YASMINA Reza's play Art asks are you who you think you are or who your friends think you are.
Not without irony, this question is even more complex for actors, who are forever shedding skins and adopting new characters.
Andrew Dunn takes such thoughts in his stride as he prepares to play the cynical Marc at York Theatre Royal from tonight. The Dinnerladies and 55 Degrees North regular is not one to wrap himself in the constrictions of method acting, and when Damian Cruden suggests the North Easterner looks uncannily French for his role in a Parisian drama, Andrew smiles and shrugs his shoulders, as if to emphasise the point.

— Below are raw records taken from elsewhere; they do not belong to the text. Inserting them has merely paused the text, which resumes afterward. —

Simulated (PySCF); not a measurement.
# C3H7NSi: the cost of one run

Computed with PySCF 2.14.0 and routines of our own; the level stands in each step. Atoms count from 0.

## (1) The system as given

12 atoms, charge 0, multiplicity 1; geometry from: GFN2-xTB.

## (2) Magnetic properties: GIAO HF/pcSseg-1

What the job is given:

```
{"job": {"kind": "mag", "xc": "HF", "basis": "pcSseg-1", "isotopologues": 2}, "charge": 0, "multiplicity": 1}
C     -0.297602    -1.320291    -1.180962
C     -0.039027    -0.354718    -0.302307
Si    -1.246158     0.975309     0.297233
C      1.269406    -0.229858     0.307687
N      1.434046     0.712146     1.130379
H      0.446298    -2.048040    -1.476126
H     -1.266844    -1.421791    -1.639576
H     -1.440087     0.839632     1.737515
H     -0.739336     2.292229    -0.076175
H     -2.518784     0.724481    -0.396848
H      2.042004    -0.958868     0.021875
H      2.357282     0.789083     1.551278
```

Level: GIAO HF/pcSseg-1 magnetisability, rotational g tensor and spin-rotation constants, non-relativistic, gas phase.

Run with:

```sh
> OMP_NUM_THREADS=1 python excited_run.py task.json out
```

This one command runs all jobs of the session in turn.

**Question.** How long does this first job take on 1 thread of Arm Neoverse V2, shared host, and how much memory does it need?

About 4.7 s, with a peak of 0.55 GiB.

What drew him to Reza's global hit, winner of the Evening Standard Award for Best Comedy of the Year in 1994 in its British debut with Albert Finney, Tom Courtenay and Ken Stott?
"I'd never seen it, but for me, when I read the play what struck me was the fact it was so vibrant and alive throughout the piece," says Andrew.
"You read many scripts where you get confused or lost by the end of it, but Art is tremendously well written. It's also so compact and all the characters have good things and bad things about them, which makes it interesting."
At the centre of Art is a canvas about five feet by four feet: white foreground, white background, white all over, with white stripes. Dunn's Marc cannot believe his Parisian friend of 15 years, Serge (Stuart Organ), has bought this white expanse at vast expense, resolute in his belief that it is a masterpiece.
Marc thinks this verdict is a joke; fellow friend Yvan (Daniel Hill) wonders how you can see the stripes. Suddenly, after years of friendship running on established tramlines, the painting sends it off course.
"They're meant to be the best of friends for all that time and yet it turns nasty. What the presence of art' has done is to allow them to say to friends things you couldn't normally say. It's brought those feelings to the surface," says Andrew.
"Marc comes from a background of believing you should be able to see the craft in art. He can appreciate skill in art, but he can't see any skill in the piece bought by Serge - he says a painter and decorator could have done it!"
Andrew stresses, however, that the central focus of Art is relationships and not art. "They all learn something about themselves and each other. For Marc, he has had 15 years as the dominant character, so he has to learn the truth of what the other two really see in him, and that must hurt him as he has to take it on board to become socially aware of who he is," he says.
"Marc has an easier position at the start, simply appreciating old things but, by the end, he has totally changed his stance; by then he is looking at a piece of art for his own reaction, not a preconceived one."
The accents maybe English, not least on account of Damian Cruden's production using Christopher Hampton's adaptation, but the characters remain irrefutably French. "It's set in Paris, where there's snobbery between Parisians and non-Parisians. Serge looks down on Marc because he's from Carcassone, while Serge is definitely Parisian; Marc has spent his adult life trying to be what they are in Paris and so he comes across as a bully," says Andrew.
"What we've tried to do in rehearsals is work out why they are friends; how did they meet, what keeps them together when they're all from different backgrounds?"
Another French flavour marks the piece too.
"These three friends regularly meet up to talk about personal things, but in England, when you meet up, you go out for a drink, you talk about football and about who you fancy, but never about personal things."
One exception to that behavioural tendency would be Andrew's last performance at York Theatre Royal, playing Phil, the troubled, clowning son of brass band leader Danny in Brassed Off, Mark Herman's tragicomic portrait of a Yorkshire pit community facing shutdown.
Andrew, who lives in York, has fond memories of Damian Cruden's production at his local repertory theatre in September 2004.
"It was a fantastic experience and I'd love to do it again. You can't but enjoy doing something like that: the sadness of the story but the joy the production gave people of York, and especially people who weren't regular theatregoers," he says. "I still get stopped in the supermarket by people saying how much they loved that show."
Whether Brassed Off will be revived at the Theatre Royal we must wait and see, but you will not be seeing more of Andrew in the role of Sergeant Rick Astel in BBC1's North eastern cop drama 55 Degrees North.
"It's finished," he says with another of his smiling shrugs.
Art runs at York Theatre Royal until November 11. Tickets: £4 to £18 on 01904 623568.